After I was thinking about the difficulties of home schooling, I decided that if I did send my kids to school - be it private or public school, I would be crying my eyes out at the thought of not being with them for 7 hours straight. I would wonder at every moment what they were learning, what they were absorbing into their minds, what they were telling everyone they saw (because let me tell you, my kids tell EVERYTHING!!!). At every turn of my day, I would miss their laughing, arguing, never-ending questions. So, at that moment when I think it would be easier for me to take a different road, I realize God has given me the desire to teach and train my children at home. And if I didn't obey that desire within me, I would be so miserable!!
Excerpts from a funny little conversation:
Lady buying Logan's bed: "Does she go to Kindergarten?" (Talking about Mariah)

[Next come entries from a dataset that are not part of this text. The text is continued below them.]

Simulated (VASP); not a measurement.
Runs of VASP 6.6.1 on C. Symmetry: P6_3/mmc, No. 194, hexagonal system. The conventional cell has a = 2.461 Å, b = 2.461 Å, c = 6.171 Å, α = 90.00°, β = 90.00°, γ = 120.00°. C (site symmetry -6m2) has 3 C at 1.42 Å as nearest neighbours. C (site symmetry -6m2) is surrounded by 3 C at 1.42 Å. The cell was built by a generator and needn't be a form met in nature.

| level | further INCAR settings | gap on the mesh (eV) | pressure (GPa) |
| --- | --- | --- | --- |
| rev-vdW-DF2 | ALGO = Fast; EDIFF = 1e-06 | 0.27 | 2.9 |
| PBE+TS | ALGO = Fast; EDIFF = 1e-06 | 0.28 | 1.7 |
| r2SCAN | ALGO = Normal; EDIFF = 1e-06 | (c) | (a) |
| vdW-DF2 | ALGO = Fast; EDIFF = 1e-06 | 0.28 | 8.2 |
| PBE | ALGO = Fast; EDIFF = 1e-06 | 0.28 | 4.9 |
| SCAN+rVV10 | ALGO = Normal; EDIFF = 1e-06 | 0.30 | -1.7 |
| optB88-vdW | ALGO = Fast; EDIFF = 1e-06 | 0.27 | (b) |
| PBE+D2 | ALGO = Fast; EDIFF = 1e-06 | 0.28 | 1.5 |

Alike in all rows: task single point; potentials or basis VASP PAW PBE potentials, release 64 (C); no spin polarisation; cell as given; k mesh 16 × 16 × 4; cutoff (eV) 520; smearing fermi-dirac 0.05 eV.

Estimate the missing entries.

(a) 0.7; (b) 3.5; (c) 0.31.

Me: "Yes. I home school the kids and she is starting Kindergarten this coming week"
Lady: (Gasped) "You home school? All of them????" (She seriously looked at me like I had horns coming out of my head.)
Me: "Yes!"
Lady: "WHY?????"
Oh, how I need to come up with a good answer to this, but at that moment nothing witty came to me! Then after my meek and humble explanation:
Lady: "What do you do about socialization for them?"
I just looked at her, possibly like SHE had horns coming out of her head. Then I looked at Logan as he was having a very pleasant (and intelligent) conversation with her husband about football and I shrugged my shoulders and said "they really don't seem to be lacking in that area". Sometimes actions speak much louder than words!!
Let the school year begin!!
P.S. An update from my last blog - Yes, I figured the whole computer thing out - all by myself!!! It just took me vacuuming the carpet for the answer to come to me....Oh, how my mom was proud!